During Washington Commandos practices, Dale Castro spends most of his time doing things that might seem strange to some people.

Sometimes, on the scout team that starters face, he'll play defensive back. Sometimes, he'll fill in as the third quarterback. Sometimes, he'll line up at offensive guard -- which might be an occasion for a little ribbing.

After all -- even though he is 6 feet 2, 220 pounds -- Castro is the team's kicker, one of those notoriously scrawny guys who often have little to do with the rest of the team's practice routines. "He'll come and give me a look, or whatever," said lineman Sean McInerney. "And sometimes I'll pick him up and carry him."

One of Castro's best traits is his willingness to participate in practices, said Commandos Coach Bob Harrison, whose team plays the Chicago Bruisers Thursday night at Capital Centre. "Usually, most kickers go off by themselves and do their own thing," he said. "People usually get upset because of kickers doing that."

With the Arena Football League's tiny rosters, Castro might not have much choice. "It's nice to know when you've got 16 guys that your kicker is willing to jump in and perform," said assistant coach Jim Williams.
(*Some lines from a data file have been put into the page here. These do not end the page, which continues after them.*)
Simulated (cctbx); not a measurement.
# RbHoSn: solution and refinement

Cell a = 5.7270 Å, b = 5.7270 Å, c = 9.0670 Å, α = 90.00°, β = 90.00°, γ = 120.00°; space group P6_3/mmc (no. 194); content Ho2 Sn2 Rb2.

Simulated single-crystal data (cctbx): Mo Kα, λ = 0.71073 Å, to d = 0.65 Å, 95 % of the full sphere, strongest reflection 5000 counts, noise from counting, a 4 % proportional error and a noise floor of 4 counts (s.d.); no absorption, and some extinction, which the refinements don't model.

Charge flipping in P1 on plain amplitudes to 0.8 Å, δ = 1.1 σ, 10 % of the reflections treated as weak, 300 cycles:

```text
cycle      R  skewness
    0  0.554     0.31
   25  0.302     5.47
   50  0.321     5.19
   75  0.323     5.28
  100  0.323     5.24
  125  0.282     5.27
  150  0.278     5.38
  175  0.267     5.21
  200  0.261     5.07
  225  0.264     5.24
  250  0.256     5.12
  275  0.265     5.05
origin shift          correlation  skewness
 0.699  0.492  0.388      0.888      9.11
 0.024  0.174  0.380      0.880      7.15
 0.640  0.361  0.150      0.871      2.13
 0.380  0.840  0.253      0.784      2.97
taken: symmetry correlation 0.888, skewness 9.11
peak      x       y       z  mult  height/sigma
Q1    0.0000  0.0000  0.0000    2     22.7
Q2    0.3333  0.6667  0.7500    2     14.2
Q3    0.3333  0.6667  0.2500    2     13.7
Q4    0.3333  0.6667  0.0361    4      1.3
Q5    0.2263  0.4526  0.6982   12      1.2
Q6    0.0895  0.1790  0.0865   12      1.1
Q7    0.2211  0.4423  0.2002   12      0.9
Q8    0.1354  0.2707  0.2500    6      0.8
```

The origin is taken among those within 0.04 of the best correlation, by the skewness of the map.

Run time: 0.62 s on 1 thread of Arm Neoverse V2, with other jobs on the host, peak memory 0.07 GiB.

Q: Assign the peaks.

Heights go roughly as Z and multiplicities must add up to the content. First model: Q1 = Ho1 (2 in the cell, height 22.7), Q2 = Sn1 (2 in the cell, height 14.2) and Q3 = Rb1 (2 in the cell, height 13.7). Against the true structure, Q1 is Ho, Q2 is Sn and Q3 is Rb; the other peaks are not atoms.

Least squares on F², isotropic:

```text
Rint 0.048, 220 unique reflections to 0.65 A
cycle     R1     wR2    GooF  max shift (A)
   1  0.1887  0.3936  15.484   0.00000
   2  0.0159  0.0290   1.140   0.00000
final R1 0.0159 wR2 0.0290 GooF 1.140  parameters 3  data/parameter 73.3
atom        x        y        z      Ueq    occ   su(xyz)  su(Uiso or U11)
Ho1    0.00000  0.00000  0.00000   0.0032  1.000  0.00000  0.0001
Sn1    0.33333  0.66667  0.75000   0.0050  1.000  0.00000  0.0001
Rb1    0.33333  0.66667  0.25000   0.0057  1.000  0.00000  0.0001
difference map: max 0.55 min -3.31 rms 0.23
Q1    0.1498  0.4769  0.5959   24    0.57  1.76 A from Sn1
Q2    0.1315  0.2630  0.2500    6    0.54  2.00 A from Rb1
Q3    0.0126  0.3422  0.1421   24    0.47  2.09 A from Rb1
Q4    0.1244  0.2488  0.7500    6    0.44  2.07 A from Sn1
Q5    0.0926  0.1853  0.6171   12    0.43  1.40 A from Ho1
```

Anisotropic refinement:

But Castro's biggest contribution is undoubtedly during games: he has kicked 10 of 17 field goals this season, including three of six from 50 yards. He also has hit 13 of 19 conversions through the nine-foot-wide goalposts, giving him a league-leading 43 points.

"I don't think there was any point where we didn't think kickers would be important," Williams said. "Anytime you're out there, you're kicking for points."

In Arena Football, there is no punting, so punts are automatically replaced by field goal attempts. If a missed field goal rebounds off the goal-side nets, the ball remains in play.

The ball also is live on kickoffs that bounce off the net. Considering the 50-yard length and 85-foot width of the field, that doesn't leave much room between a kicker and the rest of the mob during a return.

"I have to be prepared. The dimensions call for it," Castro said. "One cut, and the guy could be at midfield."

Sure enough, Castro has been in on several tackles, and he threw a block on a successful fake field goal against Denver. "He's an excellent athlete for a kicker," Williams said. "I feel comfortable with Dale out there on kickoffs. He will go out and make a tackle, though you usually don't want your kicker doing that."

Then there's the drop kick. One of the quirky aspects of Arena Football, it has been tried only twice in eight league games, without success. But its value is attractive: a conversion drop kick is worth two points, a field goal drop kick four.

During the Commandos' season-opening loss to Pittsburgh on June 19, Castro tried a game-ending drop kick conversion that would have tied the game at 48. The ball, snapped perfectly, sailed wide right.

"It is so hard to consistently make," said Castro, who drop-kicks five of the 25 minutes he practices kicking each day. "That's the only situation we'll use it. I just try to drop it straight and meet it when it hits the ground."

Several days after the loss to Pittsburgh, when the Commandos took a look at the Capital Centre before their first home game, Harrison asked Castro to demonstrate the kick for several media people.

"Dale, when you get a chance, I want you to drop-kick a few," Harrison said.

"Just like last week?" asked Castro, smiling.

"No, I want it through," Harrison said.

The first three kicks, from about 25 yards, were wide.

"Oh, de'ja` vu," McInerney, the snapper, shouted.

The fourth kick went through. "I concentrate a lot better in the game," Castro said.

Like most of his teammates, Castro is practicing and playing football while the rest of his life is on hold. He has counseled juvenile delinquents and coached high school football since 1982. That year, he played a few games for the Washington Federals; afterward, he said he didn't expect to play again.

Then one day this spring, while working on a masters degree in guidance counseling at Bowie State, he read about the "intriguing" new game in the newspaper. Two open tryout camps later, he was a member of the home team and a key part of the new league.

"I thought he put on a good show in training camp," McInerney said. "But I don't think anyone thought he would be as good as he is, including him."